Karadima is a terribly abusive priest in Chile. The archbishop of Santiago told him to stop saying mass in Public. Karadima ignored the order, and photos of him saying mass were tweeted to tens of thousands of people.

A prominent Chilean priest who was ordered by the Vatican to never again celebrate a public Mass as punishment for sexually abusing altar boys has been photographed apparently defying the order.

Chile’s top church leaders confirmed the Rev. Fernando Karadima’s act of insubordination Friday and sent the case to the Vatican for investigation. The photos were taken Dec. 4, but they were only released this week by Juan Carlos Cruz, a journalist and one of Karadima’s victims.

“It’s a very painful situation that shows that this priest continues to do as he pleases,” Cruz told The Associated Press. “It’s a slap in the face for the victims of his abuse. He should be in jail but instead he’s still being protected by the church.”
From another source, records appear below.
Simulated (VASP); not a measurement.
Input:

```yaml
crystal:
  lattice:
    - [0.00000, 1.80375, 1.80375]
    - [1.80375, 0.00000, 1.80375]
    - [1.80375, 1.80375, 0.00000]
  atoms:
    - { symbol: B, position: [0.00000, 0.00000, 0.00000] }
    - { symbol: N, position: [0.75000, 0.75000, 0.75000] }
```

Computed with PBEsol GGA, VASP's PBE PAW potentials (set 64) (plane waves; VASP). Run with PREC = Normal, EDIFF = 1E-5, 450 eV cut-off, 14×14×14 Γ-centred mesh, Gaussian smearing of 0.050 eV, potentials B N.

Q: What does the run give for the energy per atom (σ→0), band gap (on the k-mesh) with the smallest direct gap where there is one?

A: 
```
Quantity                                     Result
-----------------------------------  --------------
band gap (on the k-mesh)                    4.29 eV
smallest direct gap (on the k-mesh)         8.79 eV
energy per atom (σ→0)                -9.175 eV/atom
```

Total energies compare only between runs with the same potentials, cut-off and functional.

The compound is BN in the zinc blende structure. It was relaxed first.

The Roman Catholic Church retains a firm grip on Chilean society, although in recent years its influence has waned after scandals in which priests have been accused of molesting children. Victims say Karadima began abusing them at his residence at the Sacred Heart of Jesus church in Santiago about 20 years ago, when they were between 14 and 17 years old.

The Vatican sanctioned Karadima by ordering him to a life of “penitence and prayer” in 2011. He was also barred from celebrating Mass in public, from hearing confessions or offering spiritual direction and from having contact with his ex-parishioners. A Chilean judge later dismissed a criminal case because the statute of limitations had expired, but she determined the abuse allegations were truthful.

The timing of the photos’ release appeared aimed at embarrassing both the current and former archbishops of Santiago, who were in Rome for Saturday’s ceremony to name current Archbishop Ricardo Ezzati Andrello a cardinal.

The victims in Chile say the retired archbishop, Cardinal Francisco Javier Errazuriz, failed to act on accusations that they were abused by Karadima, who was long one of the country’s most popular priests. They say the cardinal declined to even meet them.

Pope Francis’s response: he made Archbishop Ricardo Ezzati Andrello a cardinal. This sends a clear message. The Vatican does not care how a bishop handles sexual abuse cases.

Francis has not appointed the sexual abuse commission he promised. I will be flabbergasted if he appoints anyone like Tom Doyle or Richard Sipe, someone who knows the problem from the inside. The Voice of the Faithful here in Naples asked me to go to Boston to speak to O’Malley about Southwest Florida’s being a dumping ground for abusive priests (El Paso has a similar problem). I had to inform them that the mere mention of my name had reduced a cardinal to screaming fits (I guess I should be flattered). I was blackballed by my pastor from the Knights of Malta because I criticized bishops.

The caliber of members of review boards has declined, because bishops want only those who will say that everything is OK, that a bishop never makes a mistake.

The Roman Catholic Church claims that outside the church there is no salvation and that apostasy leads to eternal damnation. It encourages its members to confide their deepest secrets and inmost sins to a priest. It therefore has a far stronger obligation than any other organization or church to ensure that its clergy are of sterling character. After Augustine approved of the civil measures to force Donatists to become Catholics, he also insisted that Catholic clergy give the highest example of probity and that corrupt priests be disciplined and removed from the clergy.

But little or nothing will be done unless there is a crisis as serious as the Reformation, and even then reform was only partly implemented. Bishops have allowed priests with criminal convictions for abuse to serve in ministry, and are still trying to hide abusers. The Vatican deeply does not care. Only external pressure will force the hierarchy to act, and then they will act only grudgingly and minimally. Francis will canonize John Paul II, who refused to act on abuse and who called the psychopathic incestuous child molester Maciel “an efficacious guide to youth.” Bishops will notice that tolerating child molestation does not prevent canonization, so it can’t be all that serious a matter.